I'm stunned when people can't reason about a tradeoff between two principles because they assigned infinite weight to one of them.

Police state=bad. Industrial scale drug addiction in kids=also bad. Some compromise must be made.

The slippery slope arguments do nothing. People are trying to solve this problem; trying to scare them with other problems they may have later--which they can solve separately!--is just irrelevant noise.

We're bringing it up because it's not being mentioned and we think it's important.

I that once freedom of speech and freedom to communicate and freedom to decent are gone they are gone for good.

I dislike very much that politicians like Peter Kyle and Jess Philips have tried to shut down dissenting voices by comparing them to paedophiles or saying this is just about access to porn.

I'm really angry about this. I don't want to live in a "nanny state" and will probably end up voting for a party I otherwise dislike just get this crap repealed.

Labour, Tories and Greens don't seem to care about personal freedom. I do and I'm fed having politicians and journalists that don't listen to me.

  • >We're bringing it up because it's not being mentioned

    Huh? I must've read thousands of comments on this site over the years to the effect that any censorship of the internet would be wrong.

    • Yes, on this site but not in mainstream discussions.
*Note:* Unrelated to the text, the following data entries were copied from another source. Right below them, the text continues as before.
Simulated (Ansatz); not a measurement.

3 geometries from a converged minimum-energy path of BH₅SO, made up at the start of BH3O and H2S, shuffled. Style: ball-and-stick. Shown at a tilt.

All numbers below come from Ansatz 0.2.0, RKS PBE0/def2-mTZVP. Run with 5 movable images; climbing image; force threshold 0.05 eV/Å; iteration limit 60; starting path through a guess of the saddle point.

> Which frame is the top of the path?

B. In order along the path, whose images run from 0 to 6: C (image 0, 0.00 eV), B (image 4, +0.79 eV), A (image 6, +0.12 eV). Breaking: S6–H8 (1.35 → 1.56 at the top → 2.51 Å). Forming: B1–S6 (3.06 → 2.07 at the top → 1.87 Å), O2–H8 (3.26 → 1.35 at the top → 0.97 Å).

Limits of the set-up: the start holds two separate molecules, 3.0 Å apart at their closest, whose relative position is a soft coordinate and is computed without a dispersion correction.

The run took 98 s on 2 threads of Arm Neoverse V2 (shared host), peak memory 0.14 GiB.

      I've lost count of the number of politicians and special interests I've heard on shows like Radio Four's Today Programme talk about online "safety" and funnily enough they never speak about mitigating the fall out from that.

      1 reply →

Destroying freedom isn't a fucking compromise. If algorithmic feeds are as bad as say, heroin, then the correct response is to regulate or ban them. You're arguing for the Internet version of legalising heroin and installing a physical surveillance state to target the addicts, it's absolute fucking insanity.

  • We... are... talking about regulating and banning them. That is what is being done. Talking about regulating and banning them. Not

    > Internet version of legalising heroin and installing a physical surveillance state to target the addicts

    Whatever this is. We would be in agreement that would be bad. The debate is over whether this is that, rather than whether that is bad. Misunderstanding that makes all the discussion pointless.

    • The UK is talking about regulating and banning their consumption.

      The UK does not have that ability to regulate and ban their production. The US regards such attempts as illegal foreign censorship.

      Ban the sale or use of personalized information for marketing or advertising purposes.

      Force the companies to develop effective parental controls (see https://news.ycombinator.com/item?id=48530053 for links to how the current controls are not effective.)

      Once those all decisively fail then we can perhaps talk about "welcoming of the internet police state and voicing support for removal of the free internet".

Assigning infinite weight to one factor or consideration is sort of the definition of fanaticism, yes?

> I'm stunned when people can't reason about a tradeoff between two principles because they assigned infinite weight to one of them.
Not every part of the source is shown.